BBC Ulster
So part of the BBC’s remit is to provide local programming in Scotland, Wales, and Northern Ireland. Never has a corporate strategy been so well suited for its audience. Northern Ireland people love their towns, their sports teams, their gardens, their history, their veterans, just everything contained in the six counties of Northern Ireland.

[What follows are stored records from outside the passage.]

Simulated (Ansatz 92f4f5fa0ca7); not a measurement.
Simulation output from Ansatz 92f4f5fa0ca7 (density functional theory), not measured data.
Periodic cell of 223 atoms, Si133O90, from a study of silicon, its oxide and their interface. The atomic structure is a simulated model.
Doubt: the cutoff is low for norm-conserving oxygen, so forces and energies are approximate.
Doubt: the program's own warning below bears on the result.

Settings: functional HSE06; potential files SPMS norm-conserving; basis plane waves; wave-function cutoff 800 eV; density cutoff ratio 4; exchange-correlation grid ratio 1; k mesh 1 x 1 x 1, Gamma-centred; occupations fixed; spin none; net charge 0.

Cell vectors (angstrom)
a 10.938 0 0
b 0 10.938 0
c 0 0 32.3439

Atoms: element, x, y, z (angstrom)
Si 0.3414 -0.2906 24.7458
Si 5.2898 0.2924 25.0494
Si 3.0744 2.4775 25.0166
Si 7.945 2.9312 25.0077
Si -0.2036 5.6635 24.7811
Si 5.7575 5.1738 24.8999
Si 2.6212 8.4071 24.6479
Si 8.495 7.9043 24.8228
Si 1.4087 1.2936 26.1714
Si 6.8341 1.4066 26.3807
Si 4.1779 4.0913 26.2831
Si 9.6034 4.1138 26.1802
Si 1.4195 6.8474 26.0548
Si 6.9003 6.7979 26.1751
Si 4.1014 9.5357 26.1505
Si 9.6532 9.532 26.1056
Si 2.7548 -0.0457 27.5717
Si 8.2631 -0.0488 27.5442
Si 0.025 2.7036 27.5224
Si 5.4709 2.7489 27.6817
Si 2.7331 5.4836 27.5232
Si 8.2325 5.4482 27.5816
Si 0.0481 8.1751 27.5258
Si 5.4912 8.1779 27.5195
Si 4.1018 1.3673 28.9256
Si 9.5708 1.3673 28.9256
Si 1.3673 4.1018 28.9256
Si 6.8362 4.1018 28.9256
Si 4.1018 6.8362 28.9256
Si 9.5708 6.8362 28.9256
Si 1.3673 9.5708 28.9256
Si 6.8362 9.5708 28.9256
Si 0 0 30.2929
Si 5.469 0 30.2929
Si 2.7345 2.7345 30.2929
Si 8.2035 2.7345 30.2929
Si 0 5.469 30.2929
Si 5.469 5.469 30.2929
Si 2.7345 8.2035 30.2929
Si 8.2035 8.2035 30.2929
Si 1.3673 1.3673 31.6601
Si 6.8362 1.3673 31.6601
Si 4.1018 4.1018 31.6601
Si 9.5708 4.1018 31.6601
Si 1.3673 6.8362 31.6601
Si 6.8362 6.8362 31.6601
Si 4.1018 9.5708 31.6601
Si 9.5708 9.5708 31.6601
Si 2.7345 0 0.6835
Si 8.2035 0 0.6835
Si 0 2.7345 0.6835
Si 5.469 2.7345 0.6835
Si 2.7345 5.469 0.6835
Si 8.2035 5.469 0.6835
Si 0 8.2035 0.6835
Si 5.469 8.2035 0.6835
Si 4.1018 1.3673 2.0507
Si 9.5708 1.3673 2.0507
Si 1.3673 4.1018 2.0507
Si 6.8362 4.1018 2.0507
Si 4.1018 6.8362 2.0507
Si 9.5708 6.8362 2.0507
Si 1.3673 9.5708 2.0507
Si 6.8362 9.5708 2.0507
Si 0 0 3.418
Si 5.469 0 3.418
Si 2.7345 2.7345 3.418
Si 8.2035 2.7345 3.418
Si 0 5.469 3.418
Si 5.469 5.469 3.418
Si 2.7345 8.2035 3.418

There’s a show called Your Place and Mine every week where host Anne Marie McAleese lets us know which towns are having festivals celebrating pedigree sheep/antique boats/tractor races/Comber potatoes/etc. This week: "the return of the Portrush Flyer steam train, the architects who have been shaping Belfast for the past 110 years, and Celtic celebrations in Navan.” And then there’s The Town I Love So Well: "Today Owen's in Fermanagh to meet one of Northern Ireland's best loved actors, Charlie Lawson, most well known for playing Jim McDonald in Coronation Street. Charlie takes Owen on a boat tour of Lower Lough Erne as he tells tales of a childhood spent at Devenish, shares his passion for riding horses and visits his grandparents' grave for the first time in Rossorry.” And Colum Arbuckle interviews seniors each week during "Time of Our Lives” and we learn about their travels and adventures and hobbies and brushes with fame.
The shows above are weekly. The daily shows feature no end of call ins from people seeking dedications for their loved ones or a particular song they want to hear while they’re working. Northern Ireland is like one big small town. I love people’s enthusiasm for their hobbies, their history, and their hometowns. So many Americans live in faceless suburbs. And we’re a bit too mobile to form these deep commitments to place. Even though my history in Ulster is limited to six years in the 1970s, there’s no doubt I fell in love with the people and places of Ulster. I recently read a book by a guy who hiked from one end of the border (Carlingford Lough) to the other (Derry), sharing stories about what makes the people and the lands along the border unique. I totally get why he would do that.
Of course, people in Great Britain have the same love of their land. There’s a show called Countryfile which started in 1988 and is probably one of the BBC’s most popular shows. It focuses on farming, rural issues and "celebrates the beauty and diversity of the British countryside.”
I’m put in mind of an American hiker in Finland talking to a Fin. The Fin couldn’t understand why Americans would blow the top off a mountain to get at the coal (a specialty in West Virginia). He said Finnish people love their land so much that a company would never get away with such desecration. I think the British are similar, a very good trait to have.